Keymate makes identity Organization-aware by linking users to specific positions within a department hierarchy. A user does not hold a flat relationship to an Organization — instead, the user receives an assignment to a particular department (organizational unit) within the hierarchy. This assignment determines which roles apply, which attributes are active, and which context flows into the access token. The platform supports unlimited hierarchical nesting, role inheritance through the department tree, and runtime context switching between assignments.

Why It Exists

Real organizations are not flat. A government agency has directorates, divisions, and branches. A company has business units, departments, and teams. Users operate within specific parts of this hierarchy, and their effective permissions depend on their position. Org-unit-aware identity captures this reality by making the department — not the Organization — the unit of access. This enables authorization decisions that reflect where a user sits in the organizational tree, not which Organization they belong to.

Where It Fits in Keymate

The organization model defines the hierarchical structure of departments within a Tenant. Org-unit-aware identity connects users to specific positions in this hierarchy. The resulting context feeds into token issuance as department claims and into token exchange for runtime context switching. The authorization layer evaluates policies against the department context to produce department-scoped access decisions.

Boundaries

This page covers how department hierarchy shapes identity context and role inheritance. It does not cover:

How It Works

Department Assignments

When a user is assigned to a department, the platform creates an assignment record that captures:

  • The target department within the organizational hierarchy
  • The roles granted to the user in that department
  • Custom attributes specific to this assignment
  • Whether this is the user's default assignment

A user can hold multiple department assignments across the hierarchy. For example, a user might be assigned to both the "Tax Audit" and "Compliance" departments, each with different role sets.

Hierarchical Department Structure

Departments form a tree with unlimited nesting. Each department has a parent (except the root), enabling structures like:

  • Organization (root)
    • Regional Directorate
      • Tax Division
        • Audit Branch
      • Collection Division

The platform traverses this hierarchy for role resolution, administrative scoping, and context-based queries.
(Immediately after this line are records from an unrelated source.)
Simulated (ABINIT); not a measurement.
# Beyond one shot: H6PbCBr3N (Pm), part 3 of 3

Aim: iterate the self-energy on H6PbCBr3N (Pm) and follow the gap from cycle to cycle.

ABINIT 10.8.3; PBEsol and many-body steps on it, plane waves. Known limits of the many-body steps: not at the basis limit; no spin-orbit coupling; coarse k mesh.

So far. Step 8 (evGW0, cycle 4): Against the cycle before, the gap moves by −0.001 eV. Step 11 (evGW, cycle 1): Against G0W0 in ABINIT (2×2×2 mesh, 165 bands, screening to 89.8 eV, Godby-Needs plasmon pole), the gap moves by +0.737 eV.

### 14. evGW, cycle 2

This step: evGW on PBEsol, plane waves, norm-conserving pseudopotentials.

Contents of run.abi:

Role Inheritance Through the Hierarchy

The department hierarchy enables role inheritance. When the platform resolves a user's effective roles for a department context:

  1. It collects roles from the user's direct assignment to the department
  2. It collects roles defined on the department itself
  3. It walks up the hierarchy to collect roles from each ancestor department

This means a role defined at the "Regional Directorate" level automatically applies to all users in its child departments (Tax Division, Audit Branch, etc.) unless overridden at a lower level.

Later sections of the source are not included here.